Good afternoon, my name is Pierre-Olivier Pineau, a professor at HEC Montréal and holder of the Energy Sector Management Chair, which focuses on energy systems analysis. I'm particularly interested in understanding energy systems, particularly in North America, and I have a personal research interest in the electricity sector.
I know that the focus today is on Enbridge's Line 5. I will focus my remarks on the precedents that this decision could create in connection with the various energy infrastructures in North America.
For the sake of transparency, I would like to disclose that my chair has 10 funding partners, including Enbridge, Hydro-Québec, Boralex, among other Canadian companies. So my chair is financially supported by Enbridge. That said, my comments today are made in my personal capacity, completely independently, and from my perspective as a university professor.
It is extremely important that Canada and the United States have collaborative energy infrastructure and joint planning processes. In this case, it is very important to separate policy issues and decisions from the regulatory planning processes and the common objectives we have for our energy systems.
I find the politicization of this issue very concerning. Michigan had an election campaign in part against this pipeline. Decisions about pipelines and energy infrastructure should be made independently by regulatory agencies, based on long-term planning for energy needs in the United States and Canada, with a view to sustainable development and, of course, climate change.
We know that society must fight climate change and that we will have to electrify our economies much more in the years to come. We are facing challenges with the transmission lines that connect our two countries and even our provinces in Canada. Interprovincial and Canada–U.S. interconnections must result from decisions that follow economic and sustainable development logic, not political logic.
If the issues surrounding Enbridge's Line 5 are politicized, I am very concerned that this political influence will change the normal course of energy studies and infrastructure. That's why I really believe it's very important that Canada clearly articulate the broader interests of both countries in analyzing this infrastructure. Not in a political way, but in a regulatory and planning process that is independent of the political decisions of a governor, a governor, a prime minister, a political party, an election campaign or a promise to voters.

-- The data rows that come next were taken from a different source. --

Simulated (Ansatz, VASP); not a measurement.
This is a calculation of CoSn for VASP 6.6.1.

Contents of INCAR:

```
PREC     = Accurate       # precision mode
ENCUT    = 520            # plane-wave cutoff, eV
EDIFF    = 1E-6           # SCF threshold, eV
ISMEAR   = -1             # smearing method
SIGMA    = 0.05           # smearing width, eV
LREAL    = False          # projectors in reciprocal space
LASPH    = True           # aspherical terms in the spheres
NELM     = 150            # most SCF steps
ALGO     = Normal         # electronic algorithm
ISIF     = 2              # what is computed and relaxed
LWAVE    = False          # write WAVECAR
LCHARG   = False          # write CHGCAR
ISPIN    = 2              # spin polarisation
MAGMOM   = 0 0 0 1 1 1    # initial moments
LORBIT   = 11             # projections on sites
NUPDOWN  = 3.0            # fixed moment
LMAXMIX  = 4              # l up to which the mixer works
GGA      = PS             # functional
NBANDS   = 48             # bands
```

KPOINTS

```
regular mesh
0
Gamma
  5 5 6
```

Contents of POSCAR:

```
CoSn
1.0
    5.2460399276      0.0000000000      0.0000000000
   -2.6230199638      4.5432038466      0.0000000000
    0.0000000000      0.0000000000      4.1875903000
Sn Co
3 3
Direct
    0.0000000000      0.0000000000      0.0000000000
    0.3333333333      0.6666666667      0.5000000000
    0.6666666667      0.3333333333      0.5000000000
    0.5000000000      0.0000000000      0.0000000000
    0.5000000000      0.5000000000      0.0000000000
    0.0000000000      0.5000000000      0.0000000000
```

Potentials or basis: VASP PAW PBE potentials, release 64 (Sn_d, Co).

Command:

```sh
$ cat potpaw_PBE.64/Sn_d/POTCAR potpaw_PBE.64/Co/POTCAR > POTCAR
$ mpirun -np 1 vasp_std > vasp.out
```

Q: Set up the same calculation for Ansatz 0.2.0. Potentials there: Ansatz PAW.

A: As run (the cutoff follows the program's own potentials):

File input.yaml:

In this regard, it is unfortunately too often possible to polarize public opinion on some very specific issues that focus on only a small portion of global climate concerns, rather than representing them well, while energy systems have huge ramifications that make it very difficult to analyze these issues through a single project.
It's very important to establish processes that will allow us to have robust infrastructure, framed by strong regulatory processes, especially for the future and power lines between Canadian provinces and American states.
I will conclude here because I think my five minutes are up. I will be happy to answer any questions you may have.